[Home]
[Search]
[D]
FAQ
The same questions keep cropping up, so the obvious thing to do is
prepare a FAQ.
Why the name D?
The original name was the Mars Programming Language. But my friends kept
calling it D, and I found myself starting to call it D, so finally I
accepted reality and global searched/replaced the documents from Mars to D.
When can I get a D compiler?
I'm hard at work on one. I hope in a couple months. I had not anticipated
being slashdotted.
What about templates?
Templates were not in the original plans for D. C++ was wildly successful
even before templates were added, and Java is wildly successful without
templates. The feedback I've been getting, however, is that D will not
be successful without some form of templates, so in they go.
Why emphasize implementation ease?
Isn't ease of use for the user of the language more important? Yes, it is.
But a vaporware language is useless to everyone. The easier a language
is to implement, the more robust implementations there will be. In C's
heyday, there were 30 different commericial C compilers for the IBM PC.

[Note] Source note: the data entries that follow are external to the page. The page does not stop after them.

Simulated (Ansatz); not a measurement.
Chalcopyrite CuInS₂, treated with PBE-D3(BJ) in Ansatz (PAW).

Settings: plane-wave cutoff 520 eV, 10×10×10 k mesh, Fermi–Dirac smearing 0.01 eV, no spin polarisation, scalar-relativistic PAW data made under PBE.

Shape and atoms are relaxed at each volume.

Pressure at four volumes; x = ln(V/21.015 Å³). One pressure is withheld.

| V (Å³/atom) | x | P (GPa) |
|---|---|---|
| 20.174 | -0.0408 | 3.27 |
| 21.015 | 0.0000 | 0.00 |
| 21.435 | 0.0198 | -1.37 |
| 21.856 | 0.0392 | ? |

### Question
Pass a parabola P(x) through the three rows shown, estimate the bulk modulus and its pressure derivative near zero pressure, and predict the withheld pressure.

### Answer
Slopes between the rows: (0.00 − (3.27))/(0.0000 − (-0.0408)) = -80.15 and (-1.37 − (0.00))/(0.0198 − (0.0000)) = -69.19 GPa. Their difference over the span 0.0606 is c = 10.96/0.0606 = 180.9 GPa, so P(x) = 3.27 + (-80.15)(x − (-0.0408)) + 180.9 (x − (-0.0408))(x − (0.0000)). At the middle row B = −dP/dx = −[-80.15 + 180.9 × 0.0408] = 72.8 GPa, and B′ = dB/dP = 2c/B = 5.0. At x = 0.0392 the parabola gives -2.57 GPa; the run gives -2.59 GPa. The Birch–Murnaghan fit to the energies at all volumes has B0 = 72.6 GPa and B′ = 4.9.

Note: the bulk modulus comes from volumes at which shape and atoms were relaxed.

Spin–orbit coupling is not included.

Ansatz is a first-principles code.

Not many made the transition to C++. In looking at
the C++ compilers on the market today, how many years of development went
into each? At least 10 years? Programmers waited years
for the various pieces of C++ to get implemented after they were specified.
If C++ was not so enormously popular, it's doubtful that very complex features
like multiple inheritance, templates, etc., would ever have been implemented.
I suggest that if a language is easier to implement, then it is likely also
easier to understand. Isn't it better to spend time learning to write better
programs than language arcana? If a language can capture 90% of the power of
C++ with 10% of its complexity, I argue that is a worthwhile tradeoff.
Why is [expletive deleted] printf in D?
printf is not typesafe. It's old fashioned. It's not object-oriented.
It's not usable with user-defined types. printf is guilty as
charged. But it's just so darned useful. Nothing beats it for banging out
a quick dump of a value when debugging.
Note: printf is actually not really
part of D anyway, but since D provides easy access to C's runtime library,
D gets it when needed.
Will D be open source?
The long term success of D will require it to be open source. The plan is
to first get an implementation working, and then make the front end available
to people who would like to merge it with GCC.
Why fall through on switch statements?
Many people have asked for a requirement that there be a break between
cases in a switch statement, that C's behavior of silently falling through
is the cause of many bugs.
The reason D doesn't change this is for the same reason that integral
promotion rules and operator precedence rules were kept the same - to
make code that looks the same as in C operate the same. If it had subtly
different semantics, it will cause frustratingly subtle bugs.
Why should I use D instead of Java?
D seriously departs from Java. Here are some of the ways,
in no particular order:
- D has out and inout function parameters, i.e. functions can return
multiple values.
- D has enums.
- D's floating point is the best available on the target machine.
- D has design by contract.
- D has a direct interface to C and operating system APIs.
- D has lightweight structs.
- D has strings implemented as arrays, not objects.
- D has broad basic type support.
- D has imaginary and complex floating point types.
- D has typedefs.
- D does not do dynamic class loading.
- D has turn-offable array bounds checking.
- D has support for assert()s and debug statements.
- D works with your other existing dev tools (make, linkers, debuggers,
etc.)
Java is designed to be write once, run everywhere. D is designed for writing
efficient native system apps. Although D and Java share the notion that
garbage collection is good and multiple inheritance is bad , their
different design goals mean the languages have very different feels.
Why have an asm statement in a portable language?
An asm statement allows assembly code to be inserted directly into a D
function. Assembler code will obviously be inherently non-portable. D is
intended, however, to be a useful language for developing systems apps.
Systems apps almost invariably wind up with system dependent code in them
anyway, inline asm isn't much different. Inline asm will be useful for
things like accessing special CPU instructions, accessing flag bits, special
computational situations, and super optimizing a piece of code.
Before the C compiler had an inline assembler, I used external assemblers.
There was constant grief because many, many different versions of the
assembler were out there, the vendors kept changing the syntax of the
assemblers, there were many different bugs in different versions, and even
the command line syntax kept changing. What it all meant was that users
could not reliably rebuild any code that needed assembler. An inline
assembler provided reliability and consistency.